“‘How unjust we are! We are jealous of and we hate such and such a one whom we believe happy, who would often give something over, to be in the place of the pedestrian who detests him because of his carrosse. I, for example: could anything be worse than my actual situation? But I am something like the cousin of Héloise, I have done my best to cry; the laugh has to escape from some corner. This is what makes me gentle with you. My philosophy is, to be, if I can, contented with myself and to let the rest go as it pleases God.’

“And at the end, after the honey comes the sting. ‘Pardon, Monsieur, if I have not replied by an express writing to you alone, to answer all the injuries of your memoir, pardon, if, seeing you measure in my heart the somber depths of hell, and, hearing you cry, “Tu dors, Jupiter; à quoi te sert donc ta foudre?” I have replied lightly to so much bombast. Pardon, you were a school boy, no doubt, and you remember that the best blown up balloon needs only the stick of a pin.’”

But it is impossible without becoming wearisome to draw forth all the characters and to allow them to pass in review. Let us turn our attention for a few moments to the sublime invocation of the fourth memoir, and with it a few observations of M. de Sainte-Beuve, taken from his admirable criticism of the memoirs of Beaumarchais in his famous “Causeries de Lundi.”

In this invocation the orator supposes himself to be speaking with God, “that Beneficent Being who watches over all.” The Supreme Being deigns to speak even to him, saying, “I am He who is all. Without me thou didst not exist. I gave

thee thy body, healthy and strong, I placed in it the most active of souls. Thou knowest the profusion with which I have poured sensibility into thy heart, and gaiety into thy character; but, filled as I see thee with the happiness of thinking, of feeling, thou wouldst be too happy if some sorrow did not balance the state of thy fortune, therefore I will overwhelm thee with calamities without number, thou shalt be torn by a thousand enemies, deprived of liberty, of thy property, accused of rapine, of forgery, of imposture, of corruption, of calumny, groaning under the opprobrium of a criminal lawsuit, attacked upon every point of thy existence by absurd, ‘they say’ and tossed about to the scrutiny of public opinion....”

Then he prostrates himself before the Supreme Being accepting his whole destiny and saying, “Being of all Beings, I owe to Thee all things, the happiness of existence, of thinking, of feeling. I believe that Thou hast given us the good we enjoy and the evil we suffer in equal measure; I believe that Thy justice has wisely compensated all things for us and that the variety of pains and pleasures, fears and hopes, is the fresh wind which sets the vessel in motion and causes it to advance upon its way....”
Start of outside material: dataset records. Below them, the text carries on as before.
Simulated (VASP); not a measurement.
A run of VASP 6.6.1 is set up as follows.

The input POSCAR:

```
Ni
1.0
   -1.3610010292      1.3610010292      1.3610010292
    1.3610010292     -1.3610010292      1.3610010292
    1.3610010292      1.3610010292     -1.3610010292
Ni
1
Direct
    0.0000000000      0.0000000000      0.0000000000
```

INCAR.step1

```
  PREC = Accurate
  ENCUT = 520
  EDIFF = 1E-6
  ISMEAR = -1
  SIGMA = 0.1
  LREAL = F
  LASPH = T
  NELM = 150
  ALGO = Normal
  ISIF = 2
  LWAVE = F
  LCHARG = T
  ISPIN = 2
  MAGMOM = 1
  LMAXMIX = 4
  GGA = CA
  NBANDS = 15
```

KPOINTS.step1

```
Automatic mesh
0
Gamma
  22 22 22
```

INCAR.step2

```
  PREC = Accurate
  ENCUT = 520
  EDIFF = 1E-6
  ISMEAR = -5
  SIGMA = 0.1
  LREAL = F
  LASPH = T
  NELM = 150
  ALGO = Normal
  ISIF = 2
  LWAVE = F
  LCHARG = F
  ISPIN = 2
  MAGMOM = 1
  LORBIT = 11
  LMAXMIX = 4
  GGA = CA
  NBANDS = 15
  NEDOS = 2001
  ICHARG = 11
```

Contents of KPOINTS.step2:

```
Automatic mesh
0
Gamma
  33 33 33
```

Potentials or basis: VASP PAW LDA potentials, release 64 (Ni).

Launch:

In relation to the above Sainte-Beuve says: “I have wished to cite this fresh and happy image which impresses us like a morning breeze, which in spite of everything reached him across the bars of his prison. This was the true Beaumarchais, truer than he ever painted himself elsewhere.

“In his invocation he continues to address himself humbly to the Supreme Being, begging, since he must have enemies that they be given him according to his choice, with the faults, the stupid and base animosities which he designates, and then with admirable art and vivifying brush, he sketches one after another all his adversaries, giving them an unmistakable

resemblance. ‘If,’ he says, ‘my misfortune must begin by an unforeseen attack by a greedy legatee, for a just debt, for an act founded on the reciprocal esteem and the equity of the contracting parties, accord me for adversary, a man, miserly, unjust and known so to be’—and he designates the Comte de la Blache so vividly that every one has named him already. It is the same for the counsellor Goëzman, for his wife, and for their acolytes, but here his ardent spirit outstrips its bounds, it can no longer be contained—at the end of each secondary portrait the name escapes of itself and this name is an additional comic touch, ‘Supreme Goodness—Give me Marin! Give me Bertrand! Give me Baculard!’

“The whole idea,” says Sainte-Beuve, “the manner of its conception and execution, with so much breadth, superiority of gaiety and irony, all with one stroke, one breath, composes one of the most admirable pieces of eloquence which our oratorical literature can offer.”